Wednesday, November 17, 2010

The Power of FLOW

Water For People made international headlines last month when we launched our Droid application to monitor the long-term sustainability of water and sanitation facilities (http://articles.cnn.com/2010-10-22/tech/water.flow.app_1_app-store-google-s-android-market-clean-water?_s=PM:TECH ; http://www.huffingtonpost.com/droga5/poptech-2010-how-not-to-s_b_772355.html )-cutely named FLOW-field level operations watch. It’s a topic close to my heart and how I cut my teeth in the water and sanitation sector, when years ago, one of the first things I was tasked with doing was setting up the first sustainability monitoring exercise.

We’ve come a long way in those five years, refining the process along the way to one that takes advantage of the newest technology, allowing us to collect data on cell phones, transmit to a publically-viewed website, and integrates the GPS, camera, and data collection tools into one little cell phone. A far cry from the days of lugging around Trimbles, cameras, copious paper copies of surveys, and my personal favorite, body incubation of water quality samples-good times!

But what is neater than the technological advancements is what the technology has allowed us to do. The ‘check-up’ of water and sanitation systems is not an evaluation-I can’t tell you how women’s lives have been impacted or how many less cases of diarrhea there now are. But we can, with hard data, 1) speak to the sustainability of investments over time and 2) modify our programs that aren’t providing long lasting solutions; and 3) conduct more in-depth evaluations that are informed from the data collected with FLOW.

Sustainability is quite possibly the most overused and under-demonstrated word in the development sector. FLOW puts Water For People’s money where its mouth is and allows us to quantitatively document the sustainability of its efforts for years to come. For toilets, sustainability to us basically means that toilets are being used and hygienically maintained. The data from the most recent India monitoring showed that 91% of the toilets were being used and hygienically maintained. These toilets were all purchased by households with micro-loans from local institutions, and more research is currently underway on the effectiveness of the loan mechanism, but a 90% success rate is something that should be celebrated in a sector where failures are often unknown because of lack of sustainability monitoring or kept in the closet for fear of failure.

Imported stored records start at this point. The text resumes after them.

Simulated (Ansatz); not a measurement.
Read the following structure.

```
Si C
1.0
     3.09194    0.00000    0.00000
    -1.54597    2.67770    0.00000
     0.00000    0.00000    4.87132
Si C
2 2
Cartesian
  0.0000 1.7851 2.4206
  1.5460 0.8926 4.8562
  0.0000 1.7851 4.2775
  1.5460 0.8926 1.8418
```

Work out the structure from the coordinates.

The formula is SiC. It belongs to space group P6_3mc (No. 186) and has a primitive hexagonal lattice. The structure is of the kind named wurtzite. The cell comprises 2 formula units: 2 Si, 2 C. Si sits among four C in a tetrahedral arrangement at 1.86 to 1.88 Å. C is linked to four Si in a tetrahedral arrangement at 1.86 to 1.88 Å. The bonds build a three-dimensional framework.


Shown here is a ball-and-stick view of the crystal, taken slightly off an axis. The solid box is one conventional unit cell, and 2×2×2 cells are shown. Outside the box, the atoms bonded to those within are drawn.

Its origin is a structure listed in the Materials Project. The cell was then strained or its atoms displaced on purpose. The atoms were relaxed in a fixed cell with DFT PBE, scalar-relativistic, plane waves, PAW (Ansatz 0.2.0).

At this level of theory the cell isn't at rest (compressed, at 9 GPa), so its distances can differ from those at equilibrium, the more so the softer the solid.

Modified Programs : Take the case of sanitation in Malawi; a few years ago, the monitoring team visited a total of 482 toilets-(now there is a new way to spend your vacation!-if interested, check out http://www.waterforpeople.org/programs/how-we-work/world-water-corps/ -Water For People’s volunteer arm that assists with FLOW monitoring) . Two categories: sanitation use (measured by evidence of use confirmed with observation, and questioning users on which family members use the unit) and sanitation hygiene (measured by the presence or absence of urine and feces in the toilet, and the presence or absence of flies) served to measure the use and maintenance of toilets post-intervention. The data from Malawi showed that nearly all of the units were still being used, but among non-users, the largest category was children. This piece of knowledge allowed Water For People to modify its programming, which now includes a simple child-sized and child-friendly slab that creates a barrier to keep the kids’ poop from the kids’ environment, yet is not dark, scary, or otherwise
inappropriate for a kid to use.


A child in Malawi demonstrates his new child-friendly loo.

Informing Evaluations: Back in my neck of the woods, the initial data collected from a Bolivia monitoring trip a few years ago triggered an interest in conducting a much more in-depth evaluation of a large ecological sanitation program in eastern Bolivia, another one of the roles of the simple monitoring conducted with FLOW. It allows us to identify issues that might need further exploration through an evaluation, or local successes that should be celebrated.

Graphic displaying breakdown of status of ecological toilets in San Pedro, Bolivia

The majority of the bathrooms in the red category were not using dry material (or not enough) and thus prone to odors and presence of flies. Variation within specific communities ranged from between zero units in the red category to over forty percent in the community of San Pedro, where the bathrooms are only two years old.

Most people were not aware of 1) the potential uses of the composted feces and urine; 2) where to go for assistance when their units were full. The majority of people interviewed are not using either product and several have emptied the vaults after only 4-6 months, when it is highly doubtful that the compost has been converted into a safe, manageable substance.

Those interviewed expressed positive feelings around having improved their sanitation facilities from an unimproved, flood-prone pit latrine to a more secure ecological toilet. It should not be discounted that over 50% of the units were in the green category, meaning that approximately 1000 people are hygienically using in a sustained manner their sanitation facilities.

FLOW is a tool, and the power of most tools, no matter what their purpose, is not the tool itself, but what it allows one to do. For more information on the data, visit http://www.waterforpeople.org/programs/field-level-operations-watch.html. I just got emailed the raw data from the exercise going on RIGHT now in Bolivia-a huge change from the months it used to take to get data back-so I’m off to poke my nose, virtually, in 222 people’s toilets, thanks to FLOW!